Interview with Chester Kollschen [EN]

  • Name: Chester Kollschen
  • Country: Germany
  • First Computer: C64 (I heard you say it in a YouTube interview - Yeah, that's correct!)
  • Games Created: Ice Guys, Bomb Mania, Metal Dust, Sam's Journey

–Tell us about Chester Kollschen. Who are you?

–On paper, I'm a certified computer scientist, but actually, I've always been and will always be a game developer with heart and soul. I am forty-one years old and a big fan of classic computers and vintage video game consoles.

The Great Giana Sisters
D-Bug (Electronic Arts)

–Which was your first experience with a computer?

–In the shop window of a local toy store, a strange new device was presented. It was connected to a television set and you could move a character across the screen using buttons. I was six or seven and immediately hooked.
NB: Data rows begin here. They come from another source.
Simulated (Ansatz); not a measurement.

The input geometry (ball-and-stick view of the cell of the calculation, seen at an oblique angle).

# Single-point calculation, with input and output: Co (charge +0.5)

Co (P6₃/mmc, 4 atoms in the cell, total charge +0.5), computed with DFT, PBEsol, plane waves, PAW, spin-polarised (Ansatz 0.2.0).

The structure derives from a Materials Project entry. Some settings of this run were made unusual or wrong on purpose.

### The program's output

–Why the Commodore 64? What made you choose the C64 instead of another more popular computer at that time?

–Soon after my moment of epiphany in front of that store, I knew I wanted to create games. The Commodore 64 home computer was introduced by that time and I realized that it would be the perfect machine to get started.

Sam at the Gamescom 2016

–What hardware/games do you still have of your youth?  And your first C64 game?

–My first game on tape was D-Bug by Electronic Arts and the first game I had on disk was The Great Giana Sisters by Rainbow Arts. I still have a Commodore 64, a Nintendo Entertainment System, a Super Nintendo Entertainment System, a Sega Dreamcast and some Gameboys. For each of those devices I also have a small number of original games.

–Can you tell us how you began to make programs and what tools you used and are using right now?

–When I finally got my C64, I began to write my first programs in the BASIC programming language. The BASIC was one of the C64's biggest advantages because it was built-in. You could switch on the C64 and immediately start creating something. Today, I write games for classic computers in assembly language on a conventional desktop computer because it's faster and more comfortable to work with, especially for larger projects. Nevertheless, I transfer the game to the real machine very often. You need to test with actual controllers to check if you got the controls right.

Ice Guys
Metal Dust

–Which is the title of your catalogue you feel most proud about and why?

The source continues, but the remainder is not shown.